/BMP

Faster Learned Sparse Retrieval with Block-Max Pruning. ACM SIGIR 2024.

Primary LanguageRustApache License 2.0Apache-2.0

BMP

Faster Learned Sparse Retrieval with Block-Max Pruning

This repository contains the source code used for the experiments presented in the paper "Faster Learned Sparse Retrieval with Block-Max Pruning" by Antonio Mallia, Torsten Suel and Nicola Tonellotto, published at SIGIR, 2024 - PDF.

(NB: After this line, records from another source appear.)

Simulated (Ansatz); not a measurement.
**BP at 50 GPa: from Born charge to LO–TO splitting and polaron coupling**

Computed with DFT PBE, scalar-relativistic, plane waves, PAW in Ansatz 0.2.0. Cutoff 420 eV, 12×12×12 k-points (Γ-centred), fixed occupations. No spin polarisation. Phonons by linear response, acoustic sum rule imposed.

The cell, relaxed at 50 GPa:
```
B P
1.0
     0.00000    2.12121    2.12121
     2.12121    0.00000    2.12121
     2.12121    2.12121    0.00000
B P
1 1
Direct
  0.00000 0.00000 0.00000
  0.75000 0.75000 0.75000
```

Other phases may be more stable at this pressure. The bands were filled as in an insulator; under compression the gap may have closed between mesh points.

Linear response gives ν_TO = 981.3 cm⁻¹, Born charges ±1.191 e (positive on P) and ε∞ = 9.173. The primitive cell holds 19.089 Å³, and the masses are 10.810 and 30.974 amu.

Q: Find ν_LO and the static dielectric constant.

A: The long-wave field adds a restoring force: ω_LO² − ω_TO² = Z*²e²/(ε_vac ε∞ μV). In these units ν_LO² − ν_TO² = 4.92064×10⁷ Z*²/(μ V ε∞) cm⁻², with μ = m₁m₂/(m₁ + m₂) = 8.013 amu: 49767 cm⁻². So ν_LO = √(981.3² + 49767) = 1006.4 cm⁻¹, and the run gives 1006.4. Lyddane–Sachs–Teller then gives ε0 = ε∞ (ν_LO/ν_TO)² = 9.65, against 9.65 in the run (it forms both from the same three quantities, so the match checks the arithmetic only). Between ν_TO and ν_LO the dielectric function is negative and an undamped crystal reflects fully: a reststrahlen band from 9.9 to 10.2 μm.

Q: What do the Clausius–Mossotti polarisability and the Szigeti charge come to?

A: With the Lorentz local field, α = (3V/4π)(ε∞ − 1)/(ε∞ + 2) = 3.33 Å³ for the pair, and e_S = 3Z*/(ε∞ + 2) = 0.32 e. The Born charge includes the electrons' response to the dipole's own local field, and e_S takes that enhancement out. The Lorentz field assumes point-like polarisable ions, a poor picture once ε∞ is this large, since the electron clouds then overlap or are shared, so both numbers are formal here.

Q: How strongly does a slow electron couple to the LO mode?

Please cite the following paper if you use this code, or a modified version of it:

@inproceedings{BMP,
  author = {Antonio Mallia and Torsten Suel and Nicola Tonellotto},
  title = {Faster Learned Sparse Retrieval with Block-Max Pruning},
  booktitle = {The 47th International ACM SIGIR Conference on Research and Development in Information Retrieval ({SIGIR})},
  publisher = {ACM},
  year = {2024}
}

Usage

Data

The CIFF files and the queries required by BMP to generate an index and perform search operations can be found in the so called CIFF-Hub.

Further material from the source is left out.